Large Format Diaries

#7.

Further thoughts on 5×4 after a couple of months

 

How am I getting on with large format now?  I’m really enjoying myself.  There’s plenty of inspiration out there on places like flickr, and you can also really engross yourself in photographic history in the knowledge that your tools are essentially the same as those that have been used over the last century and more.  The camera puts the focus on you, your technique, and vision, immediately getting you away from being het-up about such things as megapixels, noise, lens performance, and all those other relatively tedious gear-headed things that digital forums and magazines seem to talk about to the detriment of the actual image-making.  I’m still getting used to composing on the ground glass – sometimes I still have difficulty seeing the big picture rather than focusing on the precise details with the lupe.  But I’m beginning to have the confidence to leave the Nikon at home when I have a specific shot in mind.

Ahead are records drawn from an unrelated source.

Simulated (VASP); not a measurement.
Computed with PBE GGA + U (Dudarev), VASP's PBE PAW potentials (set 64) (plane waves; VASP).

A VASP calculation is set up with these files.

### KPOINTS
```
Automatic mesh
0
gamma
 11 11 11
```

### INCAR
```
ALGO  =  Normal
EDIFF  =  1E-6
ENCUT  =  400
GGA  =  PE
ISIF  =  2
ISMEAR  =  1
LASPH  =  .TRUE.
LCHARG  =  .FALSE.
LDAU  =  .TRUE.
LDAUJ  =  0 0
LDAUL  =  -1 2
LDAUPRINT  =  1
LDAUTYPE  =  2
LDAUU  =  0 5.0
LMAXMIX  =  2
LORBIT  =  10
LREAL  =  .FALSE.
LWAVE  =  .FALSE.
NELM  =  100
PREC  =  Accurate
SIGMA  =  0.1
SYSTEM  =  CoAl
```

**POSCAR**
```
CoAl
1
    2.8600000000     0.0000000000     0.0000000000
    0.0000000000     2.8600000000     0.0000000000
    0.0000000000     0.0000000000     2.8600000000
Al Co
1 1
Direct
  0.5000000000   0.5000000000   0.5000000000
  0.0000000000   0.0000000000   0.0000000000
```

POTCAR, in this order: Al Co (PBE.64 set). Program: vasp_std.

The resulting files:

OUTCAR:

Another unexpected consequence is that my attitude to shooting locations has changed a little.  Now that I see that when my 5×4 shots really work, they have the power to totally transform a scene which I might have overlooked on digital, or at least wasn’t quite so obvious or resonant.  I’m keen to explore the UK a lot more than I thought I would (and this isn’t simply because travelling by plane with a 5×4 will probably be a bit of an issue).

 

I think the groundwork I put in in the last year or so before making the jump has been time well spent. I think a few things came together for me here.  The 5×4 crop on my D800E changed quite a bit about my way of composing; the combination of following Ben Horne’s work, reading OnLandscape magazine, and buying my 85PC-E tilt-shift lens got me more and more into a large-format mentality before even getting there.

 

While I’m definitely still learning – I haven’t even completely emptied any of my 6 boxes of film – I can’t overemphasize the amount of time and research that could be put in to understanding the experience and processes before you begin.  The resources page on the large format forum is totally indispensible – especially for its discussion of lenses, focal lengths, and coverage issues, but for cameras you have to do a bit more legwork by yourself. This is a bit daunting – I bought my Linhof second-hand over the web without even having touched a large-format camera before I got it out of the box – but on the plus side, the cameras aren’t too expensive when you consider the potential quality of the output, and I don’t think you can go wrong with major brands like Linhof, Arca, or Ebony. The advantages of the Linhof which drew me to it were the range of usable focal lengths, and the full range of movements with measurements on the controls. The decision I had to make was between the Linhof and something like an Arca-Swiss F-metric compact or an Ebony SV45U2, but the latter 2 are much more difficult to find second-hand and tend to be much more expensive (certainly in the case of the Ebony). Anyway, my Linhof is great. It also has a certain rugged charm with its tank-like metal and its green and red controls.

 

It should also be said, though, that going unorthodox with 5×4 film doesn’t entirely take you away from an obsession with equipment!  Things I’m considering for later on include whether to add another lens (my current longest is my Nikkor W210 which isn’t quite as long as my 85PC-E on digital), so perhaps some kind of Fujinon 300mm.  The other slight disappointment is that I haven’t made much of the 35mm or 120 film I bought.  The zoom lenses I have for the Canon A-1 really aren’t that great, and I can’t feel that using 120 film on a 5×4 camera has much point.  I’m wondering whether a panoramic film camera of some kind would be a nice complement to 5×4, giving me another very different shooting composing option.  The only issue here is that cameras like the Hasselblad X-Pan or Fuji GX617 are either expensive, or big, or both.  Who knows what will happen in the months ahead though!

 

To end, here’s a mildly re-edited version of my first ever 5×4 exposure, on Delta 100. The original exposure was totally wrong since I misread the meter, but I managed to bring everything back under control in photoshop, and now I’ve got the tonality and contrast pretty much how I want it.

 

RowsleyTreenewwithmorecontrast

 

Cheers!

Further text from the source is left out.